The study area is the Y field (Fig. 1), which has three exploration wells (Y-01, Y-02, Y03) situated in the central Bredasdorp Basin offshore of South Africa (Brown 1995; McMillan et al. 1997). An additional exploration well(X-01) in Field X, approximately 6 km from the Y field, is used for broad correlation. The primary target of this study is in the Lower Cretaceous (Valaginian to Albian age) sediments where hydrocarbon has been discovered within the 5At1 to 13At1 interval (Petroleum Agency 2003).

Fig. 1
figure 1

Location map of study are showing wells used in this study in red circle

Extensive work has been done on the geology and petroleum system of the Bredasdorp Basin that is bounded by the southern Outeniqua basin, of which recent hydrocarbon was discovered. In one of those studies in the central Bredasdorp Basin, it was documented that some gas reservoirs are thin, which are cumbersome or unidentifiable on a seismic scale (Corbett et al. 2011; Grobbler 2005; Turner et al. 2000). Previous studies in the Bredasdorp Basin on reservoir characterization include (Baiyegunhi et al. 2020a, 2020b, 2020c; Barton 1997; Mudaly et al. 2009; Opuwari et al. 2020a, b; Opuwari et al. 2021; Saffou et al. 2020). Although there is an in-house study by an oil and gas company on the reservoir architecture description and characterization of the Bredasdorp Basin, there is still a gap in the published literature on comprehensive reservoir characterization of the central part of Bredasdorp Basin. Previous seismic data acquired in the study area have poor resolutions, making it challenging to create plausible geological models.
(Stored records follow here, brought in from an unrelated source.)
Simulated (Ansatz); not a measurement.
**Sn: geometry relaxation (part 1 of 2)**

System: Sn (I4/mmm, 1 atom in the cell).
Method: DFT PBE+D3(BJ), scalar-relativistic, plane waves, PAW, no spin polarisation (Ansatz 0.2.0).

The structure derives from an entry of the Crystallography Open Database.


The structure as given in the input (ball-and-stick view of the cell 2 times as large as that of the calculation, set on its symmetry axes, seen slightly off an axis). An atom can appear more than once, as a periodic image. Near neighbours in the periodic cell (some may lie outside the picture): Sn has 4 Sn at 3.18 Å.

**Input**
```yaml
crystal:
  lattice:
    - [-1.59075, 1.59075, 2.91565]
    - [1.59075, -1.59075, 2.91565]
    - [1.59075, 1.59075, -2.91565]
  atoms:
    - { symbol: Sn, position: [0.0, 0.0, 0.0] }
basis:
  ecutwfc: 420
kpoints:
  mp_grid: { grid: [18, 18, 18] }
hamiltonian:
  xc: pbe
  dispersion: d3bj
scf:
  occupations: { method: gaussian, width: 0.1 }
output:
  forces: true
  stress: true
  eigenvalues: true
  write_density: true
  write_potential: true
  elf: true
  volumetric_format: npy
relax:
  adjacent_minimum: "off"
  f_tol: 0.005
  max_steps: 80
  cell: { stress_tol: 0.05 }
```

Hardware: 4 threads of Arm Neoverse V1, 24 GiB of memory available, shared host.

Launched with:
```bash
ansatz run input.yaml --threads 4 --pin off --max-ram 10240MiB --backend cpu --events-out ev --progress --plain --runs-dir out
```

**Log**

This study is to provide solution to this knowledge gap by using the newly acquired seismic data with an enhanced resolution, integrating core and well logs. The study has produced a calculated volume of gas in the 10At1 and 13At1 sand and identified areas to focus during further field development programme because of the good reservoir quality. Improved seismic resolution enhanced the accuracy of results. Consequently, this paper presents importance of an integrated approach to reservoir characterization.

Geological setting

The offshore basins of South Africa are grouped into three sections: the western section comprises the Orange Basin, the Eastern area (Zululand and Durban Basins), and the Southern region (Outeniqua Basin), as shown in Fig. 1. The Outeniqua Basin, which is the focus of this study, was formed earlier than the west and east Gondwana separation and stretched on the Falkland plateau (Jungslager 1999; Roux 2000). There are four sub-basins in the Outeniqua basin known as the Bredasdorp (study area), Gamtoos, Pletmos and Algoa. According to Miall (1980), the Southern offshore basins exhibit rift basins with normal faults and half grabens.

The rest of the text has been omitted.